New Delhi: Countering narrative building around reasons for the exit of Professor Pratap Bhanu Mehta, Ashoka University Chancellor Rudrangshu Mukherjee has said the institution remains committed to academic freedom and intellectual independence, and its founders have never interfered with academic freedom.
Days after Mehta, who had resigned as vice-chancellor of the university two years back, chose to step down as professor, saying the founders made it "abundantly clear" that his association with the institution was a "political liability", Mukherjee wrote to faculty and students clearing the air.
"Today when the Founders are being attacked for trying to compromise and curtail academic autonomy and freedom of expression, I find it necessary as Chancellor and given my association with Ashoka from its inception, to state unambiguously that the Founders have never interfered with academic freedom: faculty members have been left free to construct their own courses, follow their own methods of teaching and their own methods of assessment," he wrote.
They, he said, have also been left free to carry out their own research and publications.
"There are only two points that the Founders have insisted upon. One, that Ashoka should not compromise on intellectual standards; and two, that the Foundation Courses should be integral to Ashoka's academic offering," he wrote on March 20.
Over 150 international academics have come out in support of Mehta in an open letter that described his resignation from Ashoka University as a "dangerous attack" on academic freedom. Former RBI governor and economist Raghuram Rajan too has expressed solidarity in a blog, saying, "Metha is a thorn in the side of the establishment".
The university students union has given a strike call on March 22-23 over the resignation of Mehta and Arvind Subramanian, noted economists who resigned in solidarity with Mehta.
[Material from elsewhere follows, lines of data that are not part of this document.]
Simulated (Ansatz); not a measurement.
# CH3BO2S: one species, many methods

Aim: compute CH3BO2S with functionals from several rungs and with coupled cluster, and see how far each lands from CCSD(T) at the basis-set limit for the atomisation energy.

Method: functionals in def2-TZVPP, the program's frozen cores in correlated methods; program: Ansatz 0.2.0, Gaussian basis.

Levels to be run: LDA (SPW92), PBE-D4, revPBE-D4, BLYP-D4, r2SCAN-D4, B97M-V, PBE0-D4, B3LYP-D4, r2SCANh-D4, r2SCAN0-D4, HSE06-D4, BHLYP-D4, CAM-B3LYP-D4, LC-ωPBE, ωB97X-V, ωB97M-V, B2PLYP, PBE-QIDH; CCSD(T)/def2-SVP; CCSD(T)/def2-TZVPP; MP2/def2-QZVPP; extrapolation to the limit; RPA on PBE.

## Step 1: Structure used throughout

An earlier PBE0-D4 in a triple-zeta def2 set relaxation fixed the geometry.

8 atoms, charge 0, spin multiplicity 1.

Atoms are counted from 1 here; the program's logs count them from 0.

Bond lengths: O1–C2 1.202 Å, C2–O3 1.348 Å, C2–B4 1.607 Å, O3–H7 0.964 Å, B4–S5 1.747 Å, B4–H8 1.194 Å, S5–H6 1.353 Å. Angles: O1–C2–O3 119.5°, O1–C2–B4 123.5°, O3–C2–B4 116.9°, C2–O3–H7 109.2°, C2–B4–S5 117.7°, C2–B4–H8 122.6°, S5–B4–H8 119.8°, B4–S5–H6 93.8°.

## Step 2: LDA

Ashoka University on Sunday acknowledged "lapses in institutional processes" and expressed "deep regret" at the recent events surrounding the resignations of political commentator Mehta and noted economist Subramanian from its faculty.
Meanwhile, Mehta wrote a letter to students, urging them to not "press" for his return, asserting that the circumstances that led to his resignation will not change in the foreseeable future.